Local firearms enthusiasts don’t think changes to background check guidelines announced by President Barack Obama this week will reduce gun violence, though some don’t see any harm in them and acknowledge they may have come from good intentions.

One piece of the executive actions announced Tuesday by Obama notes that anyone “in the business” of selling firearms will have to get a federal firearms dealer license and thus be required to conduct background checks on buyers before selling any guns, including at gun shows and in one-on-one sales through classified advertisements.

Robert Sibley, of Augusta, who hunts, shoots in gun ranges recreationally and carries a concealed handgun, said the change in background check guidelines will have no effect on him, and he has no worries about going through a background check himself. He just doesn’t think it will have the desired effect of improving safety.

“I’m in the National Rifle Association, so obviously I’m a strong advocate for gun rights, but I don’t think Obama has some extreme idea or goal to end gun ownership,” Sibley said. “I think his heart is in the right place, but he’s misguided in what’s going to help.”

Sibley said violent criminals still will be able to get guns even with increased background checks. He said if some people are so dangerous that they shouldn’t be allowed to have a gun, then they shouldn’t be out in society in the first place. He said they should be in jail.

“I’m actually going to go buy a gun tomorrow, and I’m going to go through a background check,” he said. “But if I’ve been to jail, or I’m a felon, I’m not going to go somewhere where I’d have to go through a background check. I don’t think a background check is going to slow anybody down who shouldn’t have one.”

Earlier this week, Sibley helped family friend Katherine Pollock, a 2007 Richmond High School graduate now living in Connecticut, learn the ins and outs of shooting guns at an Inland Fisheries and Wildlife outdoor shooting range in Augusta.

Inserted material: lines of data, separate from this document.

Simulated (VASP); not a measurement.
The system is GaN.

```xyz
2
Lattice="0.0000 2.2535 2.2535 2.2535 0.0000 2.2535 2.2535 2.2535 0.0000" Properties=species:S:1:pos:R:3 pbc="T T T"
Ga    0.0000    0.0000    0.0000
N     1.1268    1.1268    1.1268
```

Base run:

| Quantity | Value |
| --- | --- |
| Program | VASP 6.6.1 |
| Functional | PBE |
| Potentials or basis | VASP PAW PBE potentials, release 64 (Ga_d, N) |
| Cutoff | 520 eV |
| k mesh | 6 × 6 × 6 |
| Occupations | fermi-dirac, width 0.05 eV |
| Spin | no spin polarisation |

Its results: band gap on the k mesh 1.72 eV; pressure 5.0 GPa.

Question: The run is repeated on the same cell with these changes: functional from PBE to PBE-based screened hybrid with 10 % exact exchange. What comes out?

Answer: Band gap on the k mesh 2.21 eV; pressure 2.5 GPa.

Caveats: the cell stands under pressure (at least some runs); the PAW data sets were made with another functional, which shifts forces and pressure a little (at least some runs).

Pollock said she had shot a gun only once or twice before and she wanted to learn how to shoot safely. She plans to get a gun permit, which is required in order to have a gun where she lives outside of Hartford, Connecticut, so she first wants to make sure she knows how to use a gun safely.

She has no problem with Obama’s plan to increase background checks in gun sales, even if the change might not have a huge effect in reducing gun violence.

“I feel like even though it may not cause a drastic change, because people will still have a way of getting guns, I still think having background checks is a safe thing to do,” she said. “I feel like it is a pretty good idea as a preventive measure.”

She said she enjoyed shooting for pleasure but also wanted to know how to shoot safely and get a gun permit so she could have a gun, because in Connecticut gun laws are so strict that people there are getting guns illegally.

She said the change requiring background checks for gun sales would not affect her, because if and when she gets a gun, she plans to do so from a licensed dealer.

Licensed dealers already are required to do background checks, no matter where they sell guns, including at gun shows.

In Maine, however, in private sales of guns between nondealers, no background checks are required.

Sibley said Obama’s provisions violate the Second Amendment of the U.S. Constitution by infringing on people’s rights to own firearms.

He said he’s got co-workers who buy and sell firearms with others in private sales, but said they aren’t selling their guns to make a profit; they’re doing it so they can afford to buy other guns in their place, to try out different firearms. He said people should be at liberty to buy and sell guns to each other without background checks.

He also said if there were fewer nonviolent offenders in prison, it would free up more space to keep violent criminals in prison for longer periods.

Amos Herrera, a gunsmith at Fox Firearms Sales & Training in Vassalboro, said Obama hasn’t defined what “in the business” of selling firearms means. Customers at the gun shop, range and gun safety training facility have expressed concern the president is trying to strengthen the executive branch so he ultimately can impede the Second Amendment’s right to bear arms through future executive orders, he said.

Herrera said he’s yet to read a gun law that would improve safety.

“We’re all for keeping people safe and making sure people who shouldn’t have firearms don’t,” he said. However, he doesn’t believe the changes will improve safety or address the tragic shootings Obama has cited in issuing his executive orders.

“The gun laws we have are not targeting the gun violence that took place,” Herrera said. “Nothing (Obama) has prescribed would have affected any of those situations.”

He said one way to improve safety would be to put laws in place to provide people with better access to firearms safety training, including offering it as an elective class in public schools.